What is Customer Segmentation?
Customer segmentation refers to the division of the customer base into specific types according to purchasing behaviour patterns. Understanding the various types of customers that you may encounter while attempting to sell products or services is an important part of the marketing process.
Table of Content
- 1 What is Customer Segmentation?
- 2 Customer Segmentation
- 3 Customer Segmentation Strategy
A peek into the psychology of how and why purchase decisions are made is a valuable asset for any business owner.
Customer segmentation can be categorized into this segmentation:
- Ready-to-Buy Customers
- Potential Customers
- Repeat Customer
- Sale or Discount Customers
- Impulse Buying Customers
Ready-to-buy customers often have a sense of urgency. They have done some preliminary research or at least have an idea of something that they need. Because there is an actual need, the issue for a salesperson or service provider becomes finding out what the requirement is and filling it.
Once you demonstrate that you have what the customer needs, they can become a client. If what they need is ongoing, they could become a valuable repeat customer. Therefore, handle the situation in the best way possible for the most lucrative outcome, which is to gain a repeat customer.
While every person who enters a store or visits a website has the potential of becoming a customer, many of these types of customers are simply gathering information or browsing. This kind of customer is usually in no hurry to make a purchase, given that there is no urgent need to do so.
This is when having a sales message strategy in place can be helpful, so that you can present it to them and more easily make a sale or sign someone up for a service.
The most loyal customer is a repeat customer or one who regularly uses a company’s services and purchases its products. This type of customer is the lifeblood of the business and should be respected as such. Because they were satisfied the first time, they returned for more services or products.
Therefore, as long as you continue to satisfy their needs, you have a repeat customer. It has been estimated that it can take up to five times more work to replace a loyal customer as it would to simply continue to service them well enough to keep them.
Sale or Discount Customers
Sale or discount customers always shop for the best deals available on the items they want to purchase. They are a regular fixture at stores to find store-only sales and avidly read newspaper ads, store circulars and pay attention to local deals.
They may also conduct price comparisons online before heading out to visit a store. Most of their purchasing decisions are based upon how high the markdown in a sale is at any given time.
Impulse Buying Customers
Customers who make purchasing decisions based upon a whim or a great sales presentation usually are not in a position of needing anything in particular. They may arrive at a store or website to buy something they do need but then stay to look at other items. Often, this type of customer will make a decision on the spot for something that seems good to them at some particular time for a need-based reason.

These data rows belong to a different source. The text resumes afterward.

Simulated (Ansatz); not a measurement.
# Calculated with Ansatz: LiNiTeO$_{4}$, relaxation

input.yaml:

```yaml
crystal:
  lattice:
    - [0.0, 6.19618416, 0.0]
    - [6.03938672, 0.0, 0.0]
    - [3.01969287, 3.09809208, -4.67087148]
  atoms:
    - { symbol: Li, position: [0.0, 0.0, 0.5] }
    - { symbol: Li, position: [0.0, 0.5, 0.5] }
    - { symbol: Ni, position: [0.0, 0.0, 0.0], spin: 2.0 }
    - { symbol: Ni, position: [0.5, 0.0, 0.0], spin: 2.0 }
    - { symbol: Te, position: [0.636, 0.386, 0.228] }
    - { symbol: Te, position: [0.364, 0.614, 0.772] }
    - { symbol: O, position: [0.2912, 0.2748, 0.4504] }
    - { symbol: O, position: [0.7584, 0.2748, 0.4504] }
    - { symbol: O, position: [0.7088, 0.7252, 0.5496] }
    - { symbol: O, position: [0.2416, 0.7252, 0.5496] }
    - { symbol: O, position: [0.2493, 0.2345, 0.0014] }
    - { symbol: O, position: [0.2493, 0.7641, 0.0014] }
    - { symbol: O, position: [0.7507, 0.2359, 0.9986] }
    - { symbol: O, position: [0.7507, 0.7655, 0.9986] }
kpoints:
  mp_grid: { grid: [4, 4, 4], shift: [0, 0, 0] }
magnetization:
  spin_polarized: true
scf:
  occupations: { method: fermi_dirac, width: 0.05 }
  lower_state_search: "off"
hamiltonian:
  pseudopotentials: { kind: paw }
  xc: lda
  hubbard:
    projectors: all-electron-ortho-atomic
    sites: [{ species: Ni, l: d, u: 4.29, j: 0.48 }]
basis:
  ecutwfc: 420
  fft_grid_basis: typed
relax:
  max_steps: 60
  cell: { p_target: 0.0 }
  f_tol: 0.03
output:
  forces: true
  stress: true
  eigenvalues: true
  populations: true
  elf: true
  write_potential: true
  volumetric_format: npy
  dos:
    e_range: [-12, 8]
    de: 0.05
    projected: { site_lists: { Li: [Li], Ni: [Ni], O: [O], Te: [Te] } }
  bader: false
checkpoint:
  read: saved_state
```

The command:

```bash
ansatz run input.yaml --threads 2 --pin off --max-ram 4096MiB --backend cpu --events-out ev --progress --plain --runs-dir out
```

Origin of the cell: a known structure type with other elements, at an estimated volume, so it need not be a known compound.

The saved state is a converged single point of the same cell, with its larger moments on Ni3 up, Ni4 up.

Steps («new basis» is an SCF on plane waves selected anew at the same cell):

Customer Segmentation Strategy
Once a business has identified its target market–the people most likely to purchase its goods and services it may divide the customers further using segmentation strategies. Customers in these segments share one or more characteristics. Using this knowledge, the individual responsible for marketing a small business develops specific plans to reach these targeted customers effectively.
Segmentation allows companies to build relationships and loyalty in customers by better providing for their wants and needs. Although a company could use countless variables to segment its overall market, there are a few variables that are most commonly used for customer segmentation:
Demographic segmentation involves dividing the customer market using variables such as gender, age, income, level of education, occupation, socio-economic status, type of family(traditional, divorced, single parent), religion, language, culture and nationality.
For example, a product may succeed in one area of the country and fail in another due to the concentration of a particular culture or nationality. Toys and clothes are usually marketed to particular ages and genders, and some services are created specifically for those in a particular income bracket (e.g.housekeepers, nannies, landscapers).
If your target market is families with young children, a demographic marketing strategy would have you searching for advertising opportunities in magazines, online newsletters, websites and other publications that cater to these families.
Geographical segmentation divides the market according to a specific location and can refer to an overall country or state or can be divided further by neighbourhood. Geographical segmentation can also use variables like climate, size of city or town, rural or metropolitan area, and type of landscape (mountainous, beachside or farmland).
This allows companies to determine the kinds of products that are useful or necessary in specific areas. For example, a company specializing in surfboards and other beach sports equipment will focus its efforts on states such as Florida and California where surfing is a popular sport.
This strategy allows for targeted communication as well. If the company is using billboards in a beach area, the message is more likely to reach its intended target than placing the same billboard ad in the middle of a city.
The psychographic strategy divides the customer market according to values and lifestyles, social status and personality type. This type of segmentation separates the market by how a person living a certain lifestyle responds to the consideration and purchase of a product or service. Interests, attitudes, opinions and values all contribute to a person’s view toward a product or service.
For example, those with liberal political views may not be interested in a new book authored by a very conservative author. Using this strategy, a company can present its products in a way that makes them attractive to a particular group, according to their status, personality or values. Higher social classes may be more open to additional services, features and exclusive sales, as an example.
The behavioural segmentation strategy means that the company uses information obtained regarding its customers’ needs and their reactions to the needs. Behaviours may include customer loyalty to a particular brand; paying the asking price for purchases or living on a restricted budget; repeat purchases or first-time customers; or customers who are ready to purchase or ready to compare to what they have seen elsewhere.
Customers segmented using this strategy may also be divided according to the way they use the product or service or the intensity with which they use it. For example, a customer who hires a cleaning service once a week versus one who hires the same service once every six months.
If a company realizes that there is a need for additional choices from a line of products in order to provide more variety to a loyal customer, it can develop the products based on the knowledge received via this segmentation strategy.